From the time I started this blog, discussions on the question of God’s goodness have been of primary prevalence. Therefore I find myself thinking and writing on this topic far more often than any other topic.
The most common objections to God’s goodness are the actions recorded in the Old Testament, the existence of evil, and the doctrine of hell. The problem anyone encounters with the first two is that one has to have a different point of reference for good outside of God in order support an argument that God’s actions are not good. Not to mention, if God does not exist, and is not available as the point of reference for goodness, then there is nothing to contend in the first place, for there were no such actions by the hand of God.
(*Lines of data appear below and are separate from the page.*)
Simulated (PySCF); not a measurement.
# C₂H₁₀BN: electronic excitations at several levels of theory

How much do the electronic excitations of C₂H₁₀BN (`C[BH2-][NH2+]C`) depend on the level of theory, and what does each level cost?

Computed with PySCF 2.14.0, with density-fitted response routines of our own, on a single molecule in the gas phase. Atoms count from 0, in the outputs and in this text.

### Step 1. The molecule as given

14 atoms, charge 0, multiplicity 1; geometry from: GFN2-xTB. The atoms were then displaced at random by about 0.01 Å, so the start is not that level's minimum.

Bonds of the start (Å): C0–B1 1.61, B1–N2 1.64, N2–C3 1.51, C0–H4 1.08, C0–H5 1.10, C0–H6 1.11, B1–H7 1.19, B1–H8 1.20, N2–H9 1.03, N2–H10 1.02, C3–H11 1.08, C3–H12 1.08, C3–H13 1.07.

To argue against His goodness rather than His existence allows, for the sake of argument, for Him to indeed exist. Now if the Bible God exists, the Bible God has certain attributes that describe His nature. God, being one, rather than a sum of parts, is not a collection of His attributes. We speak of His attributes separately at times, but they are one, just as He is one.
As discussed in the previous post, God is not just in one situation and merciful in another. He at all times is doing or saying the just and merciful thing. At the same time, His goodness is one with His justice and mercy. His actions come from His nature. They cannot be different than who He is. God is not like us in that He chooses to respond differently than He wants to. He always does that which He wants for His will is one with His nature. To use His doing all that He wants as a refutation that He is good is illogical. For His want is one with His nature which is good. Doing whatever He wants, is precisely doing that which is good. In contrast, we have a duplicitous nature and we often do the things we ought not to do because we want to do that rather than what we know is good and at times we do the good thing by choice even when we want something we ought not want. This is not so with God. He always does according to His nature which is good. There is nothing external governing Him. There is no authority greater than Him.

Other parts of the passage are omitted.